Wildlife Management in the National Parks:
The Leopold Report
Control of Animal Populations
Good park management requires that ungulate populations be reduced to the level that the range will carry in good health and without impairment to the soil, the vegetation, or to habitats of other animals. This problem is world-wide in scope, and includes non-park as well as park lands. Balance may be achieved in several ways.
(a) Natural predation. – Insofar as possible, control through natural predation should be encouraged. Predators are now protected in the parks of the United States, although unfortunately they were not in the early years and the wolf, grizzly bear, and mountain lion became extinct in many of the national parks. Even today populations of large predators, where they still occur in the parks, are kept below optimal level by programs of predator control applied outside the park boundaries. Although the National Park Service has attempted to negotiate with control agencies of federal and local governments for the maintenance of buffer zones around the parks where predators are not subject to systematic control, these negotiations have been only partially successful. The effort to protect large predators in and around the parks should be greatly intensified. At the same time, it must be recognized that predation alone can seldom be relied upon to control ungulate numbers, particularly the larger species such as bison, moose, elk, and deer; additional artificial controls frequently are called for.

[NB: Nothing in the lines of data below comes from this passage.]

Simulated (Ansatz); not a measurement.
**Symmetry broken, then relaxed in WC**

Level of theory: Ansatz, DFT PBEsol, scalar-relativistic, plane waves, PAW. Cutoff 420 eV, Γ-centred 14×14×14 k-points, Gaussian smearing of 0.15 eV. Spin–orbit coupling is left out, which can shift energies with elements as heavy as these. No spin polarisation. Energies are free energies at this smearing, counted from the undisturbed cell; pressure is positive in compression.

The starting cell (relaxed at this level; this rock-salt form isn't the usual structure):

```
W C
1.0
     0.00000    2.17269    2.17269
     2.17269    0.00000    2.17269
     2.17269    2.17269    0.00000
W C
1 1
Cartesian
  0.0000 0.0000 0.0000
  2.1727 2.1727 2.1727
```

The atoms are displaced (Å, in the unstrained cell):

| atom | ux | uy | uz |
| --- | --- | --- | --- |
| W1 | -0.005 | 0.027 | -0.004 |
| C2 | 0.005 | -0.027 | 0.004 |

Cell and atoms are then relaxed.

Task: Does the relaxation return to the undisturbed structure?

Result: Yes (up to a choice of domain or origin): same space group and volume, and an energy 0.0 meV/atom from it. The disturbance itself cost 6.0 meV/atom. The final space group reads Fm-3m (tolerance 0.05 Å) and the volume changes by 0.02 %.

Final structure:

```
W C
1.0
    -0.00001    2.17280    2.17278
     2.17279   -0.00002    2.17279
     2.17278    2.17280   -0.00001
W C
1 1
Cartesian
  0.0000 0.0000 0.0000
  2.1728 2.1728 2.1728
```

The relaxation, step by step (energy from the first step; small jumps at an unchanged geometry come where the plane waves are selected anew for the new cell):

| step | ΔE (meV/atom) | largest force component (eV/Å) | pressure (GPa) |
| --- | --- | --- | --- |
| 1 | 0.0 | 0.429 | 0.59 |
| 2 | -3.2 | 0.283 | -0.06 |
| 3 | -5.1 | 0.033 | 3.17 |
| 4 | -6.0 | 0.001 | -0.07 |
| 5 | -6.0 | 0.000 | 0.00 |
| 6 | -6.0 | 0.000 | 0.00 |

(b) Trapping and transplanting. – Traditionally in the past the National Park Service has attempted to dispose of excess ungulates by trapping and transplanting. Since 1892, for example, Yellowstone National Park alone has supplied 10,478 elk for restocking purposes. Many of the elk ranges in the western United States have been restocked from this source. Thousands of deer and lesser numbers of antelope, bighorns, mountain goats, and bison also have been moved from the parks. This program is fully justified so long as breeding stocks are needed. However, most big game ranges of the United States are essentially filled to carrying capacity, and the cost of a continuing program of trapping and transplanting cannot be sustained solely on the basis of controlling populations within the parks. Trapping and handling of a big game animal usually costs from $50 to $150 and in some situations much more. Since annual surpluses will be produced indefinitely into the future, it is patently impossible to look upon trapping as a practical plan of disposal.
(c) Shooting excess animals that migrate outside the parks. – Many park herds are migratory and can be controlled by public hunting outside the park boundaries. Especially is this true in mountain parks which usually consist largely of summer game range with relatively little winter range. Effective application of this form of control frequently calls for special regulations, since migration usually occurs after normal hunting dates. Most of the western states have cooperated with the National Park Service in scheduling late hunts for the specific purpose of reducing park game herds, and in fact most excess game produced in the parks is so utilized. This is by far the best and the most widely applied method of controlling park populations of ungulates. The only danger is that migratory habits may be eliminated from a herd by differential removal, which would favor survival of non-migratory individuals. With care to preserve, not eliminate, migratory traditions, this plan of control will continue to be the mayor form of herd regulation in national parks.